CLU also introduced separation of abstraction from its implementation(s):

An abstraction isolates use from implementation: an abstraction can be used without knowledge of its implementation and implemented without knowledge of its use.

Description unit of the cluster is interface specification of the abstraction. For the data abstractions it included the number and types of parameters, constraints on type parameters, and the name and interface specification of each operation. The implementation involved both selecting a representation for the data objects and implementing each cluster operation in terms of that data representation. Ultimately, there can be many implementations of an abstraction. Each implementation must satisfy the interface specification of the cluster.

Abstraction in UML

Abstraction in UML corresponds to the concept of abstraction in OOD (as described above). UML provides different types (subclasses) of abstraction, including realizations (i.e. implementations).

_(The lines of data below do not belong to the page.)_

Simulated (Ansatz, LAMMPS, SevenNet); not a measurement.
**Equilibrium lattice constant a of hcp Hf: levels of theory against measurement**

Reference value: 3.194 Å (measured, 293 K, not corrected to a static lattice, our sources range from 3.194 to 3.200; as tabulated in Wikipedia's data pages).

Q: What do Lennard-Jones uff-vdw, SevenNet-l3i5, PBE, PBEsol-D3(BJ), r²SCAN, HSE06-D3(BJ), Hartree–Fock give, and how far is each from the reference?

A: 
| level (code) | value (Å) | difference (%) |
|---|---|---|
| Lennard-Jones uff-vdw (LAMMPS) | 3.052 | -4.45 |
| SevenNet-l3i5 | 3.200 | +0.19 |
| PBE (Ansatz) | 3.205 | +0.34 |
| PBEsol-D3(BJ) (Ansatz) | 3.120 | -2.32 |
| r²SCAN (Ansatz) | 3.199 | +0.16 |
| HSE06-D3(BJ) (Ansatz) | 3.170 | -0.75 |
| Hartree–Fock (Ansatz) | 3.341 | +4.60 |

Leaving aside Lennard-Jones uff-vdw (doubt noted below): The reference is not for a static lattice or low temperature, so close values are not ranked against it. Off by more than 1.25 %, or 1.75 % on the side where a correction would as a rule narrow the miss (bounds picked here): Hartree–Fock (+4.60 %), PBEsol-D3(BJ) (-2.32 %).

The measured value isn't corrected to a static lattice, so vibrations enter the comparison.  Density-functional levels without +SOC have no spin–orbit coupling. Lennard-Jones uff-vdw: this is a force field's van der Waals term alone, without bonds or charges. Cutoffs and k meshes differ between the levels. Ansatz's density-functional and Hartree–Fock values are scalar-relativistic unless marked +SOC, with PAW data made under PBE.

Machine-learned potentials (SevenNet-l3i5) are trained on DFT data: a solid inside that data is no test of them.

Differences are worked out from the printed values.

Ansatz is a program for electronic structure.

Abstraction is a dependency relationship that relates two elements or sets of elements (called client and supplier) representing the same concept but at different levels of abstraction or from different viewpoints.

Realization is a specialized abstraction relationship between two sets of model elements, one representing a specification (the supplier) and the other represents an implementation of the latter (the client).

Inheritance

In OOAD and in UML 1.4 inheritance is defined as a mechanism by which more specific classes (called subclasses or derived classes) incorporate structure and behavior of the more general classes (called superclasses or base classes).

Inheritance in UML 1.4

Glossary of the UML 1.4.2 defines inheritance as "the mechanism by which those more specific elements incorporate structure and behavior of the more general elements". Inheritance supplements generalization relationship.

Generalization is defined as a taxonomic relationship between a more general element and a more specific element. The more specific element is fully consistent with the more general element and contains some additional information. An instance of the more specific element may be used where the more general element is allowed.

Inheritance was explained in UML 1.4.2 using the concepts of a full descriptor and a segment descriptor. A full descriptor contains a description of all of the attributes, associations, operations, and constraints that the object contains, and is usually implicit because it is built out of incremental segments combined together using inheritance.

In an object-oriented language, the description of an object is built out of incremental segments that are combined using inheritance to produce a full descriptor for an object. The segments are the modeling elements that are actually declared in a model. They include elements such as class and other generalizable elements. Each generalizable element contains a list of features and other relationships that it adds to what it inherits from its ancestors.

Each kind of generalizable element has a set of inheritable features. For any model element, these include constraints. For classifiers, these include features ( attributes, operations, signal receptions, and methods) and participation in associations. [UML 1.4.2 Specification]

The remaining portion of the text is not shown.